Thursday, December 15, 2011
I'm so excited! My husband gave me a great Christmas present. A pair of asics sneakers. Expensive ones! He said I need them for all my walking...I do! They put a bounce in my step. I can't wait to take a long walk in them. I'm limiting my walks since my cold has gone to my chest and it's hard to breathe. I just walk around the block. I have to get out of the house and get fresh air.
I'm really eager to get well so I can walk more and enjoy my new shoes!
Monday, December 12, 2011
I may be off from my job with Shirley today, but I'm making good use of my time.
I read a blog that mentioned to squeeze in 10 push-ups at intervals through the day. Today I have on Christmas music. Every time I start a new album, I'm doing 12 push-ups. Up to 36 so far. I'm not doing much exercise since I can't breathe from this cold, so I figured I can do this.
I also finished sewing two stockings for my newest granddaughters to add to our 11 other stockings I hang on the banister. In the pic, the one on the right is what the two new ones look like, and the one on the left is the type I made a few years ago when we had new sons- and a daughter-in-law. I like these satin ones with the fur on the most.
I had some great news this morning when I jumped on the scale! I lost 1.5 lbs! Well, I've had my cold for about a week. All the exercise I've had this week besides the circuit training I did on the afternoon before I got sick, was one 25 minute walk and some walking around the mall shopping with my hubby. Eating has been under control. Keeping under 1400, except the day i walked when i had a little more. Surprisingly I lost weight. I'm surprised and excited, I never lose weight when I'm sick. I hope it's not muscle I'm losing!

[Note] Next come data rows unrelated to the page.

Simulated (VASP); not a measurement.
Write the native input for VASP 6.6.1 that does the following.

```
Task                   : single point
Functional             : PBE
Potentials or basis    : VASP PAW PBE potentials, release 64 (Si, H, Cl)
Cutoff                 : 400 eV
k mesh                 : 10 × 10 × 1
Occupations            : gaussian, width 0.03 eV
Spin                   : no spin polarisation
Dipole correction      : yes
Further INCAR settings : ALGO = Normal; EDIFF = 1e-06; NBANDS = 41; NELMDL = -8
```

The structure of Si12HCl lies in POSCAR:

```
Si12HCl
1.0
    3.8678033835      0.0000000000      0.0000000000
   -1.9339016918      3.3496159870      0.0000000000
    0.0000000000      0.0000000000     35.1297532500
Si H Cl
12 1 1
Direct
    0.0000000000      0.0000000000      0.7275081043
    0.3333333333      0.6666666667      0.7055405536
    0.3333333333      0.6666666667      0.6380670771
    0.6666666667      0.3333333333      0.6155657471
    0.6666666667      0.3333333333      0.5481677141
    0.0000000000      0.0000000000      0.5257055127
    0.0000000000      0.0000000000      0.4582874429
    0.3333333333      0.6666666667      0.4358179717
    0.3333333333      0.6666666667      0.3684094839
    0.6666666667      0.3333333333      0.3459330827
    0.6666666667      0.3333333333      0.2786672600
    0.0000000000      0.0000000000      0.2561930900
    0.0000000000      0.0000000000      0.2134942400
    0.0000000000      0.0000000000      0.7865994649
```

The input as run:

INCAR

So, when I lose a pound I add a button to my poster. It's my motivational poster I made 4 months ago. The picture doesn't do it justice. I cut and glued words from magazines on it. It says "feeling great" "You keep getting better" "Healthy" "Skinny" "Kiss lost weight goodbye" and "I Shrunk" I glued on a pic of me at an old healthy weight from years ago, so I can have vision for the future, and one of me (and my fam) taken at my starting weight of 161. I left a space for an after picture. There's also a pic of sand and seashells which reminds me of my goal vacations to the beach that I'm taking every 10 pounds, I've gone once so far, and glued a shell from that visit on the pic. So it's a collage.
Sunday, December 11, 2011
We went to a pizza joint for dinner after my hubby picked me up from work tonight. We got one piece of pizza to share and a meatball stromboli to share. I ate my half of the pizza, but only had 4 bites of the stromboli. Well, since I have a cold, I'm using it as an excuse to not finish my food. Maybe it's not an excuse, it's pretty true that food doesn't taste as good and I get full fast. I'm not thinking about food all day; having to make myself eat. I wish this problem would continue after my cold goes away. It wasn't my idea for dinner, not a very healthy option for the night. I can't even say I enjoyed it. I have probably had pizza 3 times since starting SP 4 1/2 months ago. It has lost its hold on me. I don't crave it any more.
The job I worked today is my 15 hr/wk job at Hallmark which I enjoy very much. My other part-time job, 12 hours a week is being a companion and driver for a 90 year old woman. I've been with her on and off for 5 years. It's an easy job, fun at times, and I get paid for my time to just be a friend. She's a very with-it spunky woman.
But the last two months she's had laryngitis to a degree. For two weeks she wrote everything down instead of talking. and after that, when her voice didn't come back, she strains her voice and I have to do her talking for her whenever we interact with store clerks, or her 94 year old husband who lives in assisted living. I have to repeat what she says to him because he can't understand her and her hearing isn't too great, and he talks softly, so I also have to tell her what he said. I have begun to feel very weary of this and was considering giving up the job.
What I probably needed was a break, to just get away from it for a little. Then I got this cold. Secretly I've been excited to be sick,just to get that break. Because she won't have me around her when I have the least sniffle I've not gone over there Wed and Fri. I don't want to expose her to anything either. She and I always email each other. She always signs it LOVE, SHIRLEY. She's usually very encouraging and tells me how good I am and how much she appreciates me, but since she can't talk she doesn't waste words on such things. It began to seem as though she didn't appreciate me anymore. Maybe I've become too dependent on her kind words, but for two months she just complains, and it's started to drag me down. Since I haven't seen her for a few days, she seems to be realizing that she doesn't want to lose me. She sent me an email that said she missed me and misses seeing my smiling face, to hurry and get well.
I'm not well yet, and I've heard this cold that's going around lingers for a while. She knows I'm not coming on Monday, and I bet I won't be back on Wed either. When I go back I'll be ready and refreshed to deal with it.
I weigh myself on Monday mornings and I'm a little afraid that i'll have gained since I couldn't exercise much this week. I have kept my eating under control. I hope I just maintained. If not, I'll get it worked off as soon as I have the strength.